Gov.-elect (Michelle Lujan) Grisham recently announced her 31-member team charged with overhauling the state education initiatives instigated by Gov. (Susana) Martinez’s administration. Six of those team members are to be New Mexico teacher union executives.

As they begin their deliberations, I would hope they could all agree the purpose of our public schools is to educate children. Therefore, everything about our schools – how they are staffed, funded and organized to fulfill their mission – should be decided with the best interests of children in mind.

Good teachers should be encouraged and properly compensated, while ineffective teachers should be removed from the classroom. Excellent young teachers should not be laid off while their mediocre colleagues with greater seniority are retained. Parents of children in failing schools should have the right to freely transfer their children to better-performing schools. Charter schools and non-traditional programs should be encouraged and supported so long as programs are meeting educational objectives. Seniority and education credit-based compensation for teachers should be revised to provide incentives for excellence in the classroom. Where public schools are clearly failing, education vouchers for parents should be considered to facilitate alternative public or private programs.

All these steps are in the best interests of children, and yet each and every one is opposed by teacher unions. Unions are not in the business of advocating for the interests of children; rather, they represent the job-related interests of teachers and their own self-perpetuating membership interests. These interests are simply not the same as those of our children.

Teacher unions have been given a prominent role in influencing educational reforms in New Mexico as political payback for the unions’ in-the-trenches manpower and the huge sums invested in getting Democratic candidates elected. Teacher union political contributions are decidedly one-sided, with 95 percent going toward Democratic candidates.

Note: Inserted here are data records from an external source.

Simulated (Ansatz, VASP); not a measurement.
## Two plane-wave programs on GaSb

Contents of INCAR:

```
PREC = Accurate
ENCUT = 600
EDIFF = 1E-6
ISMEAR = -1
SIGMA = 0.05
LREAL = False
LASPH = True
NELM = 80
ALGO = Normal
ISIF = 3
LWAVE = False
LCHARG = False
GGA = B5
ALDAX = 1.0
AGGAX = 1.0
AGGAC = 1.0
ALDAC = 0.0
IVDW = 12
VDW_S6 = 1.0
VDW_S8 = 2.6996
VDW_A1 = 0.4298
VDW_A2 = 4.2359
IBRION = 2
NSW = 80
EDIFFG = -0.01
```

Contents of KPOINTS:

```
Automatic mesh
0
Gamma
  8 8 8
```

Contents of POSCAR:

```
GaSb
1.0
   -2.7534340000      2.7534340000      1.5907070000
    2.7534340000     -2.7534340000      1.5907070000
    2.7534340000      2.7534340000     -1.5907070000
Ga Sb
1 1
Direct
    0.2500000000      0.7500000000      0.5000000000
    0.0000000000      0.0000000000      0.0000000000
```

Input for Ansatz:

The union influence is not restricted to the state level, however. Albuquerque school board members have been highly dependent upon union support and have largely accommodated union wishes. At the federal level, teacher unions spend more in support of their chosen candidates then any other organizational entity.

The Democratic Party has always prided itself, and rightfully so, as the champion of the working man, minorities and the under-privileged. While many of its initiatives clearly support this constituency, they have failed them miserably in the field of education. It is the very initiatives that teacher unions most oppose that would directly benefit, and in many cases lift, this population out of poverty, if they were allowed to be implemented.

The other members of the governor-elect review team were not identified, but let’s hope that they included solid representation of classroom teachers and principals from our A-rated school districts of Los Alamos, Rio Rancho, Logan Municipal, etc. These are the districts that are thriving and their success stories should be leveraged for the benefit of the state as a whole. Let’s also not forget the boots-on-the-ground staff of our current Public Education Department who have produced one of the most highly rated state plans in support of the federal Every Student Succeeds Act requirements. Parents, including those of special education students, deserve a place at the table, as does the business community and, yes, the average taxpayer who will be expected to foot the bill for whatever is decided.

A final plea to our newly elected governor: Let’s not throw the baby out with the bath water. New Mexico has made measurable progress in improving student performance. Allowing teacher unions to have undue influence in undoing what has proven to be successful is a disservice to all New Mexicans.

Alan Hill has worked for the North Carolina Department of Education, as well as in an education capacity for both Apple and an Indiana non-profit.